Israeli Researchers Say Sodom Salt Cave Is World’s Longest

MOUNT SODOM (AP) —
Salt stalactites are seen inside the Malham Cave, which Israeli researchers say is the world’s longest salt cave, in Mount Sodom near the Dead Sea, Wednesday. (Reuters/Nir Elias)

Israeli researchers said Thursday they have surveyed what they now believe to be the world’s longest salt cave, a network of twisting passageways at the southern tip of the Dead Sea.

A recently completed survey of the Malham Cave determined the labyrinthine cavern stretches more than 6 miles in length. That puts it well ahead of Iran’s Namakdan Cave, previously thought to be the longest salt cave.

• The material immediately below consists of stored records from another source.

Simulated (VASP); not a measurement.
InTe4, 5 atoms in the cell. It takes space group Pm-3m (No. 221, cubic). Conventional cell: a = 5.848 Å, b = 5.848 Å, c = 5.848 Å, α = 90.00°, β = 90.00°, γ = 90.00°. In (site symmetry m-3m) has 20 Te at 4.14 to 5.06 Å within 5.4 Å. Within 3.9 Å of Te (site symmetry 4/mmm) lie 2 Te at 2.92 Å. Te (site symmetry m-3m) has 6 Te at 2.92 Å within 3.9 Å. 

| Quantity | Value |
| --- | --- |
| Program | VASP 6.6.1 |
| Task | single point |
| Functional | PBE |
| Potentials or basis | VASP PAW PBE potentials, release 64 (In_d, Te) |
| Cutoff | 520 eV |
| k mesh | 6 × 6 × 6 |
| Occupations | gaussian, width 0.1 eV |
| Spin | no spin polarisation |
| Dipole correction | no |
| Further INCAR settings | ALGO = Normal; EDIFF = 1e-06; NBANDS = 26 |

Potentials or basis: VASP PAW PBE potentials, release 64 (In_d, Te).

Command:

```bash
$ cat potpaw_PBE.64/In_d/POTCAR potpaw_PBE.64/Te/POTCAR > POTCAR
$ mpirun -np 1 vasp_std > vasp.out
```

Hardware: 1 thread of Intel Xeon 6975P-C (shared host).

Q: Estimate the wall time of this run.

The survey was conducted by the Hebrew University of Jerusalem and a collection of Israeli, Bulgarian and international volunteers.

Boaz Langford, a researcher at the university’s Caves Research Center, and Antoniya Vlaykova, a Bulgarian cave explorer from the European Speleological Federation, headed the expedition.

“What’s unique about this cave, as opposed to other salt caves in the world, is that it’s the longest in the world,” Langford said, resting in a chamber of the cave.

Langford and Vlaykova said they plan to publish the complete map of the cave in a professional publication in the coming months.

There is no official record for the longest salt cave, and such designations are generally decided by consensus among cave researchers after an underground chamber is mapped and published.

Namakdan, which is about 4 miles in length, was identified as the longest salt cave after a study by Czech and Iranian scientists in 2006.

Salt caves are unusual and rare geological features. Because salt is highly water soluble, large salt deposits do not normally survive long on the surface. Only a handful of salt caves are larger than half a mile in length. Salt caves tend to only exist in highly arid regions, like the area around the Dead Sea, which is located at the lowest point on earth and is too salty to support animal life.

“The salt layers are squeezed out from the sub-surface, where they are deposited a few kilometers underground, and while being squeezed out they form a mountain, which is rising still today, at a rate of about one centimeter per year,” said Amos Frumkin, a Hebrew University geologist who has studied the cave for decades.

The Malham Cave’s main outlet yawns not far from a salt pillar named “Lot’s wife.” On the mountainside above, Langford, Vlaykova and their colleagues have identified at least 19 openings where seasonal floods have percolated through Mount Sodom’s rock salt to form the cave.

Yoav Negev, founder of the Israeli Cave Explorers Club, said that over two years, his group and a total of 80 volunteers from nine countries spent around 1,500 workdays measuring and mapping the cavern’s recesses.

“It’s above and beyond what we expected,” he said.

Efraim Cohen, one of the Hebrew University cave explorers, described the process of locating the cave’s entrances from the surface, rappelling down into surface shafts, squeezing through tight passages, and measuring each of the cavern’s serpentine branches with lasers.

Despite the difficult environment, he said the cave’s splendor makes it worth it.

“All the stalagmites and stalactites, their beauty, their color — they’re really white, they’re shining, they’re amazing,” Cohen said.